New CAAF cases.

Two new CAAF cases have been put up on the website.

United States v. Stephens, __ M.J. ___ (C.A.A.F. Mar. 12, 2009).  The prosecution called the victims father to talk about the effect the trial had on her.

Appellant, citing United States v. Mobley, 31 M.J. 273 (C.M.A. 1990), United States v. Carr, 25 M.J. 637 (A.C.M.R. 1987), and Burns v. Gammon, 260 F.3d 892 (8th Cir. 2001), argues that the father’s testimony was an impermissible comment on Appellant’s right to plead not guilty, confront the witnesses against him, and put the Government to its proof, and hence constitutional error.

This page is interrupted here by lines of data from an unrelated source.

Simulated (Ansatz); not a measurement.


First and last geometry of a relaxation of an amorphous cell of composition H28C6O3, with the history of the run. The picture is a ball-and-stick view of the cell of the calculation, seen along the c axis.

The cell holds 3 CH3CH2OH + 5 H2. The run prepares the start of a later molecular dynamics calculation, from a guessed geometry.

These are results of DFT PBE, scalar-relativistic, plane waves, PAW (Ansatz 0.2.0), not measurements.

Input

The military judge did not abuse her discretion.  The evidence was relevant victim impact evidence and properly admitted under R.C.M. 1001(b)(4).

CAAF cautioned,

We caution trial counsel introducing aggravation evidence under R.C.M. 1001(b)(4) to use care in eliciting testimony that may cross the line into impermissible comment on an accused’s
invocation of his constitutional rights. While we find no abuse of discretion here, it is not difficult, particularly in cases involving sexual abuse, to envision such a case.

I doubt that prosecutors will heed the implicit warning.

United States v. Dean, __ M.J. ____ ( C.A.A.F. Mar. 12, 2009).  Dean is a case of wrongful withdrawal from a pretrial agreement by a convening authority.  After the PTA was signed, the prosecution wanted to modify the stipulation of fact to include additional misconduct that had just come to light.  The defense said no.

The case went contested, appellant was convicted of some of the charges and was sentenced in excess of what the PTA would have been.

Appellant argued that when he signed the PTAO, when he signed the Stipulation of Fact that went with the PTAO, when he requested MJA, and when he withdrew a substantial list of witnesses, he had "begun" performance in reliance on the PTA.  The government argued that there is no detrimental reliance until the accused actually enters his plea on the record.  Wrong! says CAAF.  The government also argued that the failure to later amend the signed stipulation of fact was a material breach.  Wrong again.  The accused complied with the requirement to describe the facts and circumstances surrounding the offenses.